INTREPID racing journalist SIMON BURGESS of Australia’s Thoroughmedia marvels at the success of racing in Hong Kong and recommends that the industry in South Africa should peel away the layers of impediments and gather its forces to copy a model that works.
He writes: There have been a lot of bad news stories, robust discussion and constructive suggestions regarding the Thoroughbred and Racing landscape of late through this medium that’s been enough to make any passionate racing person cry!

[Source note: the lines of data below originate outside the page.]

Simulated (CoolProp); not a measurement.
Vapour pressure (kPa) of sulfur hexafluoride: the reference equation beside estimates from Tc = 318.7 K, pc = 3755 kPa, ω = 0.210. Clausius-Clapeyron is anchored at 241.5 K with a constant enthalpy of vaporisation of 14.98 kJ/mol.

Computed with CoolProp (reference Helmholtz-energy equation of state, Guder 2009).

What it has confirmed to me, is that our industry is like an onion and it has a lot of layers. All that aside, it’s been extremely encouraging to hear all of the different opinions and suggestions from a broad cross section of demographics within the industry. The bottom line remains though, there’s a lot of work to be done, but there’s a passion there that suggests there’s some light at the end of the tunnel?
Photo by illustration from discoverhongkong.com.
I was in Hong Kong last weekend and attended the pre-season launch for the new racing season at Sha Tin. There was no racing, no wagering and just a few trials, a Jockey’s sprint race (coincidentally won by Karis Teetan), jumping castles and pony rides and oh….about 20,000 people! Yes twenty thousand people at a non-racing race day!
Why, because this is how they roll in Hong Kong. Yes, they are without doubt a huge nation of Punters, but they absolutely love their racing, their trainers and jockeys and their horses that they hold in hero status. So what continually keeps them coming back to the races and from an even more inquisitive perspective, to a non-race day season launch?
The Hong Kong Jockey Club is undoubtedly the bench mark of racing at every level and beyond comparison to any other racing jurisdiction in the world with perhaps Japan the only exception. One of the major reasons for this is that they understand their product and their customers because of meticulous research and consultation. They have clear plans and strategies, and they execute those plans with military precision.
Their vision is to “committing to a sustainable growth of world class racing” and with a 35% increase in racing turnover equating to just under HK$102 billion in the last season, it’s safe to say that things are going ok!
But as the hunter has become the hunted with every other racing country using Hong Kong as a benchmark but they’re certainly not sitting back and waiting for everyone else to catch up.
So the question beckons, why are they so good? Well yes they have got a gambling mad audience, but they still have healthy competition for the punting dollar and they still attract crowds and owners. There’s currently a seven year waiting list just to own a horse!
I’m not saying we’re comparing apples with apples here, but there are a lot of similarities and I think we can learn a lot from Hong Kong even if we just cherry picked a few of their ideas.
Let’s take a minute to look at why they are such a well-oiled machine.
Firstly, they have a “Master Plan” that is primarily centered around providing a superior customer experience and service and keeping on the cutting edge of technology. Aside from that they’re extremely focused on delivering what they like to call “Global Excellence” a combination of major events, racing and wagering experiences, integrity, top class horses, trainers & jockeys, prize money and world’s best facilities and this season they’ll take another quantum step in their master plan by ticking off a lot of those boxes.
Obviously like a lot of our fellow racing countries suffering from Hong Kong envy, we can’t do everything, but we could certainly adopt some “best practice” ideas particularly with their customer centricity and digital connectivity that would be of great benefit.
On a side note, there was one very interesting point I noted in their two hour presentation to the media that South Africa can certainly tap into. They have a great cause for concern that with the increasing competition for their Owners to buy quality horses from around the world (HK has no breeding industry), it is now becoming very difficult due to the unfavorable exchange rates.